The damnable Japanese beetles are fewer, but still enough to keep me going out to pick them off the roses and okra at least twice a day. The okra itself is still producing larger quantities than anyone wants at this point. Enough is enough. I'm letting many of the pods go to maturity in order to have seed for next year.
'Jing Orange'
I've pulled out tomato plants that were no longer doing very well, and that weren't producing tomatoes to care for in the first place: 'Black Beauty' and 'Gold Medal'. The good ones - 'Missouri Pink Love Apple' - still have lots of tomatoes on them, but they don't seem to be ripening. The same thing occurred at the beginning of the season, but I don't know if they still have time to ripen at this end of things if they don't get to it.
The cucumbers have been finished for about a week. This one got stuck early on and I couldn't get it out so just left it.
'Gold Medal' tomatoes and yellow mini bell peppers
Otherwise, things are coming to a halt, and I'm clearing them out as they do. A few pictures then is all I have left to offer.
'Gold Medal' - pretty but pretty much tasteless
Okra is still going strong
Still looks good from this view: peppers in foreground
'Cardinal' basil
tomato plants about to be pulled
Japanese beetles make a mess of my beautiful roses. They especially like 'Pink Enchantment'.
Which means they generally leave 'Shazam!' alone. Unless there are no pale pink blooms available.
'Shazam!' and lavender
These guys are showing up in numbers on the okra. I had a feeling they're assassin bugs after Japenese beetles, so I've been leaving them alone. Unfotunately, they're a relative that feeds on plants - leaf-footed bugs. Fortunately, at this point, I don't care.
The next flush of volunteer cilantro is coming up in the area where I pulled mature plants that had gone to seed several weeks ago.
The dahlias are still merrily pumping out blooms in the cut flower garden.
ornamental pepper
hyacinth bean vine
Hooray! The creeping orange thyme has recovered. I thought it was a goner during the heavy rains. I really should move it to a higher spot, though.
I'm so happy to see that the butterfly milkweed I planted this year is not only lovely, but it's already doing what I hoped for: attracting and feeding Monarchs. I counted eleven of the colorful caterpillars on the plants yesterday, which means they'll pupate here and hatch out....???....some time.

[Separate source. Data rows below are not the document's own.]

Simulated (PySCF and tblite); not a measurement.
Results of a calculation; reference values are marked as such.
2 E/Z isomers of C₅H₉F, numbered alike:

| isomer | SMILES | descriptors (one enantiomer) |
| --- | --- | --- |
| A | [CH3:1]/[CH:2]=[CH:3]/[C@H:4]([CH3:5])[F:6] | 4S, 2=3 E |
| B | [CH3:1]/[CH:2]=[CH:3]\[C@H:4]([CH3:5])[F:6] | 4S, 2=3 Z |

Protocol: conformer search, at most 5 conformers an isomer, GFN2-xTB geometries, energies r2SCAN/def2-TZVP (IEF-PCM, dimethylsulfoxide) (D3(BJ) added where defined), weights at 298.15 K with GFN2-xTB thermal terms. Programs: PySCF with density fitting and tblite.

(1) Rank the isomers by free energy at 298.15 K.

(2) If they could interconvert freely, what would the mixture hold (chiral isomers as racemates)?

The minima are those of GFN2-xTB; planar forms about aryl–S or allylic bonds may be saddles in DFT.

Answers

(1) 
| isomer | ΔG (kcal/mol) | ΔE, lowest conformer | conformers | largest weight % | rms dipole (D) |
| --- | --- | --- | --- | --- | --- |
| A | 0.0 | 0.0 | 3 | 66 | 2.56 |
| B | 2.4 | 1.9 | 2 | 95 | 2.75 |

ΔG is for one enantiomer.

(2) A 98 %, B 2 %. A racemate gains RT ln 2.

It's also attracting and feeding jillions of aphids. I guess I'll just leave them alone. I don't want to risk harming the Monarch caterpillars with anything I might do to rid it of aphids.
The aphid colonies look like a treasure trove for lady bugs, but I haven't seen any feeding on them yet.
I was hoping that the Japanese beetles would be gone before the roses quit blooming, but I'm beginning to lose that hope. I keep thinking of that advice I read in an online article a while back that said to just leave the beetles alone, because they'd be gone in a short while. I've been battling them since the second week of June. And if I hadn't been giving battle, I wouldn't have any rhubarb, okra, or roses left. I don't know what they would have moved on to after that. I guess the soybean field .
I have to cut the rose blooms and bring them in if I want to enjoy them. Unfortunately, the two David Austin roses ('Charles Darwin' and 'Pat Austin') don't last more than a day once they're cut.
'Pat Austin'
Thinking of my Texas friends in the devasting wake of Hurricane Harvey this week.